I mean it's not really a might not so far as I'm aware - the firms were largely purer focused, one wasn't actually a bank, so enforced separation wouldn't really have done much -
although if you're referring to the prior weakening of regulation and/or as a symbolic standpoint I could agree to an extent.
The problem that remains is that breaking apart investment and commercial arms of these large institutions doesn't mean they won't still be systemically significant, so restraining moral hazard isn't really achieved. If the goal is to "break up the banks" further beyond that then it's also never well specified how small exactly, and on what metric of size, that one would like to see the banking industry capped at. Nor is there acknowledgement of the practical impact that would have.
Meanwhile moral hazard wasn't really limited to the large institutions. Many smaller community banks were bailed out under the TARP program, and I believe they were less likely to actually manage their repayments under the program. The issue is the way that banks operate, all banks, large and small is
inherently risky. (Article's proposed is also impractical, but interesting as a solution.)
More symbolic. The Glass-Steagal repeal was done based on the idea that banks could manage risk using computer models, so regulation wasn't needed. Bush II basically gutting all regulatory agencies certainly didn't help.

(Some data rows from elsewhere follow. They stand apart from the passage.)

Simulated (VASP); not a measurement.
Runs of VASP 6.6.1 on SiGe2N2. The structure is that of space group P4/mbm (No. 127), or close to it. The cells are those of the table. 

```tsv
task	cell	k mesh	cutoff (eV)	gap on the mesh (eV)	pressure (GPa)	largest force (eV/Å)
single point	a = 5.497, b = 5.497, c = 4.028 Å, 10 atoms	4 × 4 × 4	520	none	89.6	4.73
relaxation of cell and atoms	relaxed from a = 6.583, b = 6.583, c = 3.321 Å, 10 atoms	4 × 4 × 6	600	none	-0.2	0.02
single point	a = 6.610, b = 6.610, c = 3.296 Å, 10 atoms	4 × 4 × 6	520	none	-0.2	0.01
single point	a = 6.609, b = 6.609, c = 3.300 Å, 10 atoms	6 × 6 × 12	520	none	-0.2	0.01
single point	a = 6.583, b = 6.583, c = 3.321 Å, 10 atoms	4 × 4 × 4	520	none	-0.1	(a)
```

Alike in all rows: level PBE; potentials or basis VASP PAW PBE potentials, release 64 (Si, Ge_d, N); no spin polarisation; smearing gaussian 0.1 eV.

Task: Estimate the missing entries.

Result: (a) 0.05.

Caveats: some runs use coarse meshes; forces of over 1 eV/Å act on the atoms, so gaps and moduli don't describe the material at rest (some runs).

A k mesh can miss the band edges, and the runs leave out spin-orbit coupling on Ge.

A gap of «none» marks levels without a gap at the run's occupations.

As for the bailouts and moral hazard, banks that engage in personal banking need to be bailed out so people don't lose their savings. We found that out during the depression. That is why we have the FDIC. A bank purely engaged in investment banking does not have the same requirement. Moreover, it would be desirable to let an investment bank fail if it goes bankrupt as a result of bad investments. Moral hazard would occur if we did not do that because investment banking firms would not be punished for their inefficiency. We can't let banks that engage in personal banking fail, so banks that engage in personal banking activities should be heavily regulated. Investment banks need to be less heavily regulated so they can take more risks, but in return we have to be prepared to let them fail.
Related to the cause of the financial crisis, I'm not a big fan of explanations that pin the problem all on one firm or one set of actors. The problem was systemic, and there really weren't any angles. As I alluded to above, the idea became widespread during the time period leading up to the crisis that newly developed computer models would allow banks to manage risk better than in the past, so systemic crashes such as what happened in 2008 wouldn't happen. That was strike one. Then, based on that misplaced confidence, the entire industry began creating and selling financial products to each other that simply didn't work. In the realm of personal banking, banks would give mortgages to people that the mortgage buyers had no hope of paying back. Those mortgages played a huge part in inflating a nationwide property bubble, which is ultimately what dragged the broader economy into the crisis. The industry also started selling products like mortgage backed securities and complicated insurance policies to each other. The mortgage backed securities were doomed by the mortgages that backed them. The insurance policies were just insane.
My point with all that is that it is impossible to isolate all of that to any one "bad actor", even though some firms might have been harder hit than others and therefore required a larger bailout or seemed to pose more systemic risk at the time of the crisis. To make an analogy: it was like if the car industry suddenly adopted some weird theory of chemistry or physics that caused them to create and use materials that fell apart in the rain, and those materials subsequently caused catastrophic failures in all of the autos that were sold. Whose fault would that be? The material suppliers who created the materials? The chemists who came up with the theories? The auto manufacturers for using the materials?
The problem is systemic.
The regulation passed after the financial crisis prevents the industry from writing those loans anymore, but there is still political pressure to do away with that regulation from the Republicans. A lot of that political pressure occurs because of donations coming from the finance industry. That speaks to continued political power of the finance industry, which persists partly because little was done after the financial crisis to address the moral hazard created by the mass bailouts. Would reinstating Glass Steagal address that moral hazard? I think it would help by weakening individual players within the industry. Officials in the Obama administration openly gave the size of some of the banks a reason for why more wasn't done, in contrast to past crises such as the S&L scandal in the 80's.
Ultimately, I take support for reinstating Glass-Steagal as a symbolic statement that more needs to be done to address the bad behavior that led to the crisis and the continuing political power of the finance industry. Such a pattern, by the way, has been noted by officials from the IMF as occurring after financial crises in other countries dating back to the Asian crises in 1998.
My Banking Professor in college believed a big issue in the US is that instead of having 5-6 (we'd want more probably) large national banks like Canada, we have all these small banks that are incredibly vulnerable to their local real estate market. If it goes bad, they're likely to fail and need to be bought out. But if it's part of a national bank, the other regions of the country should be able to prop it up.
This of course, would only help solve that specific problem, but I thought it a reasonable view given some of the incentive issues we have with the current FDIC system.
The variation I've seen on this view is that having a few large banks makes them easier to regulate. I think Krugman makes that point. Considering the property bubble in the 2000's leading up to the crisis occurred on a nationwide basis, and the national banks also were affected, I'm not sure having larger nationwide banks would have prevented the problems that occurred.
The problem I see in this country is the influence such powerful actors would have on our political system. That argument also doesn't address the desirability of separating investment banking from personal banking activities.